He also pointed out things get interesting once you get beyond a single forwarding instance:
Another thing to consider is how router OS’s deal with multiple VRFs. Suppose you have a 1000 VRFs on a PE, and each VRF runs a routing protocol with a CE. What are you going to do? Spawn a 1000 processes? That doesn’t scale really. Have one process per routing protocol, with 1 thread per VRF? Or are you going to use worker-threads? These are the harder questions.
Justin Pietsch approached the lack of massive multi-threading from the “others have solved it, why can’t we” perspective:
I’m disappointed that there aren’t more scalable solutions. I want BGP daemons to catch up to modern databases. How do we get Network router vendors to think the same way that current database people do, they should not be held back by hardware and they should take advantage of hardware. At what point do I take an in memory no-sql database and hook on a simple BGP protocol parser?
Back to Henk, he made a similar point:
I am surprised about the lack of true improvement BGP implementations have made in the last 20 years. I mean architectual and performance wise. A lot of work has gone into the protocol (writing RFCs). But not in the implementations themselves, it seems. I guess it is easer to write drafts than to write code. As far as I know, there is no BGP implementation that does everything multi-threaded at scale. Reading from sockets, doing ingress policy, bestpath-computation, route-installation, egress-policy, generating output updates. It should be possible to do all of that on multiple cores, in every stage. Some stages require locking, or must be single-threaded. E.g. installing new routes in the Adj-RIB-In. But other things (policy, bestpath computation, rib-install, update-generation) you can do on many cores in parallel.
Finally, Minh Ha pointed to another elephant lurking in the corner. It doesn’t help to have a perfect routing daemon implementation if it takes forever to install routes into FIB:
But the FIB download time is most crucial. Again this problem has been known for over 10 yrs; it’s the FIB download and installation time that’s the biggest bottleneck in modern routers, not the control-plane side of thing. And this problem gets exponentially worse the higher the number of routes one has in the RIB. In short, according to Juniper, RIB sharding may or may not help with FIB download time. I suppose there’s only so much maths/algorithmics can do in the face of physical constraints.
Also from Minh - as the code gets more complex, it’s harder to optimize it:
Henk’s point on the lack of improvement in BGP implementation in the last 20 yrs is very much worth paying attention to, and his remark “it is easer to write drafts than to write code” is spot-on. Could it be that due to the explosion of the code base, now in the hundred thousand lines of code, it’s simply led to architectural dead end due to complexity and therefore, too hard to convert this code base into a multithreading equivalent?
Among the biggest issues of multithreading are synchronization and inter-dependency, and this gets much harder to solve as the code gets more and more complex. Inter-thread synchronization overhead and OS-scheduler inefficiency are the main reasons why as we start to add more core, performance will hit a peak and then reverse as more cores are added. In fact, Juniper’s RIB sharding touches on this topic as well.

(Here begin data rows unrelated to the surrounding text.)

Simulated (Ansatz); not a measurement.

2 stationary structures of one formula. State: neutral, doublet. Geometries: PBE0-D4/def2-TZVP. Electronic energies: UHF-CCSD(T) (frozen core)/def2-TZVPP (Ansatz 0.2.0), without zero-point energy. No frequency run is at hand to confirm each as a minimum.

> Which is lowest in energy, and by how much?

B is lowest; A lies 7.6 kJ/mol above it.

So not only do we need better implementation of protocols, don’t forget the centralized (again, centralization doesn’t scale) OS scheduler will be one of the biggest, if not the biggest bottleneck, as you have more and more cores at your disposal. This problem is exactly the same one plaguing router’s crossbar fabric, as the central scheduler hits its limit when interface speed improves by leaps and bounds.
And don’t forget the compiler. Just because CPU vendors come up with more cores, doesn’t mean they can come up with a superb compiler that can generate codes that take advantage of the cores. The failure of VLIW/EPIC Itanium is a glaring example; certain things only work in PPT. When it comes to massive parallelism, we can’t omit any factor as they’re not isolated, but interplay into complex outcomes.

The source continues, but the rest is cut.